In this book review, I will focus on the history of Malta as it results from the book up till 1921. There is more information in the book on what happened after and on the other places which came under British influence, all very interesting, which space forces me to leave out.

The author is described as one of the world's leading historians of the Mediterranean and the author of many books on the subject. He is also a professor at the Centre of Hellenic Studies at King's College, London.

At some point or other in these years, Britain held power over Gibraltar, Malta. Corfu, the other Ionian Islands, Cyprus, Egypt (Mediterranean Egypt), and Palestine. At the beginning of this period, Minorca and Corsica were coming out of their 'English decade' while Sicily had her own after 1806.

While after 1945, the international system came under the two superpowers, the United States and the Soviet Union, nothing has quite replaced the Anglo-Mediterranean order, although every so often the current President of France calls for a more united Mediterranean, which always fall flat.

After 1800, the British brought to the Mediterranean their ambition, instinct for domination, penny-pinching, grating superiority, etc but at the same time they also brought much needed protection against other predators and would-be successors to regional primacy, more secure food supplies, hopes of prosperity, and accelerating social change.

On 27 August 1800 the French warships Diana and La Justice, (both survivors of Nelson's smashing victory at the Battle of the Nile two years earlier) made a sudden dash out of the Grand Harbour. The light summer air had given way to a strong breeze, providing a sudden opportunity to escape from a close two-year British blockade of the French-held island. La Justice made it to the open sea and back to France, Diana was raked with shot, dismasted and escorted by HMS Superb to the harbour. From dispatches found on board, it was confirmed that the prolonged resistance of the French garrison was about to crack.

On 5 September General Charles Henri Vaubois and Admiral Charles de Villeneuve (later Nelson's adversary at Trafalgar) capitulated. Immediately redcoats occupied the forts held tenaciously by the French ever since a Maltese rebellion had broken out on receipt of the news of the destruction of Napoleon's fleet in Egyptian waters. The Royal Navy now took over the ample anchorage, Valletta became its greatest overseas base and it was not to leave for 178 years.

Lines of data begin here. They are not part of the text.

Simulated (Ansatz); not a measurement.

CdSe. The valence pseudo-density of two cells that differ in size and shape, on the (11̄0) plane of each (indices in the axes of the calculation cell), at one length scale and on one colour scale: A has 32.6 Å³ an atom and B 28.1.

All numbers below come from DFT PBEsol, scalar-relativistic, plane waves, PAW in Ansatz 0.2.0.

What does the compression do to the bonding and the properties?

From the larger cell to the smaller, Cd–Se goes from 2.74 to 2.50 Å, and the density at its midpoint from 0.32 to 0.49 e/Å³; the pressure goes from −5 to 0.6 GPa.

Captain Alexander Ball, who had been sent ashore by Nelson in October 1798 to liaise with the Maltese, made a formal entry into the city, retracing Napoleon's steps along Strada Reale. A Te Deum was sung in St John's and the gates of Valletta were swung open to admit the general population, though, as Vaubois had insisted, no armed persons were allowed among them.

On 8 September the French garrison, its semi-starvation eased by British military rations, was evacuated. It did so with honour, drums beating, colours flying, accompanied to the rear by two-pound cannon with matches alight.

Yet whenever the British occupied Mediterranean territory, a degree of misunderstanding invariably prevailed. Malta's inhabitants, who under Ball's command had been besieging the French from the landward side, welcomed the British occupying force and wanted it to stay. A British presence offered protection, and guarantees of food whereas war had brought acute deprivation. The last thing desired was any return of the feudal Knights of St John who, before Napoleon's invasion, had lorded it over the island for hundreds of years.

Yet at the same time the Maltese believed that their own fighters had played the main role in defeating the French, and that the British (without losing a single soldier in the siege) had simply delivered the coup de grace. This belief - according to which Malta became British by a 'deed of gift' on the part of the inhabitants and not by conquest - ultimately came to form the bedrock of an evolving Maltese political consciousness.

The British held to their version of events. More than 100 soldiers had died in blockading duties. Inspection showed that the artillery of the Maltese irregular militia had done very little damage to the fortifications of Valletta. The British therefore contended that the French garrison had in the end only been reduced by an acute shortage of supplies, that is by the blockade, as Vaubois himself confessed.

The laurels of victory therefore lay, the British argued, with the British Navy, and Malta's liberation from French arms (and French looting) became a mere coda to Nelson's successes.

The British Commander-in-Chief, General Henry Pigot, saw to it that the Union Jack was raised over the fortress and harbour, paying no heed to other claimants - especially Sicilian and Russian - to lordship over the island.

The Anglo-Maltese relationship, while in many ways unusually intimate in colonial terms, was also to be incorrigibly quarrelsome, and such differences of interpretation went back to these earliest moments of British occupation.